I spend much of my time extolling the virtues of all things digital to VIPs across the the public sector. “We should be digital by default!” I exhort “Let’s re-engineer your processes top to bottom and make them available online – the service will improve, the citizens will love it and you’ll save lots of money“.
“We get it” they say “we know about channel shift – we’re with you, but what about the people who are not online?”
At this point in the meeting I pull out my Great Digital Transition diagram:
We or fortunate/unfortunate to live in a fascinating time when society is making the transition from nobody being online to everybody being on line.
There’s a risk that we get stuck in this moment and lose sight of the big picture. Sure – there are some people who are not online but that will only be true for the blink of an eye, relatively speaking.
It’s open to debate as to whether it’s the public sector’s job to get people online (my personal opinion is that the public sector has a key role to play in fostering digital inclusion).
This is almost a moot point however – our citizens will all be online eventually (if they want to be) regardless of any digital inclusion work we do.
94% of adults in the UK have a mobile phone. Yes – many/most of these handsets will not currently be Internet capable or the owner will have a tariff which excludes data – but this is set to change. Can you envisage a future that includes mobile devices which do not feature connectivity as standard and all you can eat data by default? I can’t.
97% of UK homes have a digital TV. Can you envisage a future which doesn’t include the ability to get online via a digital TV? I can’t.
By 2020 all our citizens will have a way to get online if they choose to do so and the proliferation of online-only services and savings will mean that they have a compelling reason to avail themselves of the various connectivity options.
I suspect that things like Universal Credit (online only), online shopping discounts/savings and the relentless march of Facebook and Twitter will do more in motivating people to get connected than all our inclusion strategies put together.
I was talking to a septuagenarian acquaintance of mine recently – a lady who has been steadfastly anti-digital. She’s now online and routinely uses online services. “What changed your mind?” I asked “Someone showed me Candy Crush.” she said.
Of course – there will always be people who prefer not to go online – that’s fine. It’s important to remember that not everyone in the UK is a telephone user – but nobody ever holds up this fact as a reason not to offer contact centres as a channel option.
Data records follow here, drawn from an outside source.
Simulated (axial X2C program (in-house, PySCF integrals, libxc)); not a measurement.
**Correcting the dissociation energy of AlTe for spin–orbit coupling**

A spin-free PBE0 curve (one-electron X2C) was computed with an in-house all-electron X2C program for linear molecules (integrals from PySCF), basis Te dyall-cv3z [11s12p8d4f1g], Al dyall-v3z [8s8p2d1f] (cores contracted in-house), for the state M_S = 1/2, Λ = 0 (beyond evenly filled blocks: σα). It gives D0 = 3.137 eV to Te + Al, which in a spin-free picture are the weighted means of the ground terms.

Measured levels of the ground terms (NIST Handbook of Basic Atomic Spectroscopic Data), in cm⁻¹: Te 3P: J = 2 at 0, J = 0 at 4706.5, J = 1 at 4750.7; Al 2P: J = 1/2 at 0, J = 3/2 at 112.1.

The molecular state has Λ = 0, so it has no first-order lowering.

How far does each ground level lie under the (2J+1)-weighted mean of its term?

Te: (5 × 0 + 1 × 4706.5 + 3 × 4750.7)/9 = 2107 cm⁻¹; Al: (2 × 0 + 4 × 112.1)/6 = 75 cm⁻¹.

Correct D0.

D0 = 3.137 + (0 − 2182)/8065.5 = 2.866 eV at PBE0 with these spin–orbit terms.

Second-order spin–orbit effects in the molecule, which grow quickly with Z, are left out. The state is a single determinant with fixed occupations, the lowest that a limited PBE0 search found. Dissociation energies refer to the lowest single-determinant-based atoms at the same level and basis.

The impact of the Internet on public services can be confusing and worrying for the people who deliver those services. We live in a fleeting moment when the transition to digital is not complete – but this must not stop us from designing public services from the starting point of assuming that everyone is online (if they want to be).
It’s easy – design good online services and they will naturally become the channel of choice for most people. That’s your channel shift done, what’s next?